Baker said he was “beginning the conversations” about what story he wants to tell and who he wants to tell it with, a line that matters because it suggests more than a celebrity side project. He is not talking about slapping his name on a box and calling it a day. He is talking about authorship, about building something from the ground up after a career spent inside other people’s worlds.

The clearest model in front of him is Abubakar Salim. Salim founded Surgent Studios in 2019, and his debut game, Tales of Kenzera: ZAU, launched on April 23, 2024 through EA Originals. Salim has described that game as deeply personal, shaped by grief after the death of his father, and Baker has pointed to that path as proof that an actor can become a creator with real ownership of the work. Salim even joked to Baker, “Don’t do it,” a warning that sounds half like camaraderie and half like a knowing nod to how hard game development can be.

That warning is not empty. Baker has spent enough time around the industry’s biggest creative names to understand the scale of what he would be taking on. He name-checked Ken Levine, Hideo Kojima, Neil Druckmann, Todd Howard, and Vince Zampella as people he has learned from, a list that spans prestige narrative design, blockbuster worldbuilding, and studio leadership. Baker’s interest in making a game of his own suggests he has been studying not just performances, but the machinery behind them.
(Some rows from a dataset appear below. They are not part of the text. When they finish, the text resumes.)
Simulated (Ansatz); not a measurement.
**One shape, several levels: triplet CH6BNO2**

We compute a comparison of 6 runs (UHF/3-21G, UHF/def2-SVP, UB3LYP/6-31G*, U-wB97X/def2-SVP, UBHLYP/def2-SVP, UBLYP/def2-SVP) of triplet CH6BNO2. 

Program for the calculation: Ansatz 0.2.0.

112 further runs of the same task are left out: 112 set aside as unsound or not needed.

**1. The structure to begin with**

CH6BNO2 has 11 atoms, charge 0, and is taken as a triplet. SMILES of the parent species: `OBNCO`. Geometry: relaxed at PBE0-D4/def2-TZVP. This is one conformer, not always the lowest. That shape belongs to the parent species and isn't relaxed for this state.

He also said he does not want to rush the process and wants the finished project to be high-caliber. That is the line that keeps this from reading like a vanity announcement. Baker is not pitching a quick celebrity collaboration or a cameo-laden marketing stunt. He is signaling patience, and in an industry where actor-to-developer moves are still relatively rare, patience is often what separates a novelty from a serious new studio voice.

Baker’s profile makes the idea even more striking. After voicing one of the medium’s most legendary characters in Indiana Jones and the Great Circle, he is now considering whether the next step is not another performance at all, but ownership of the idea itself. If he follows through, he would join a small but growing group of talent who are no longer content to help tell games. They want to make them.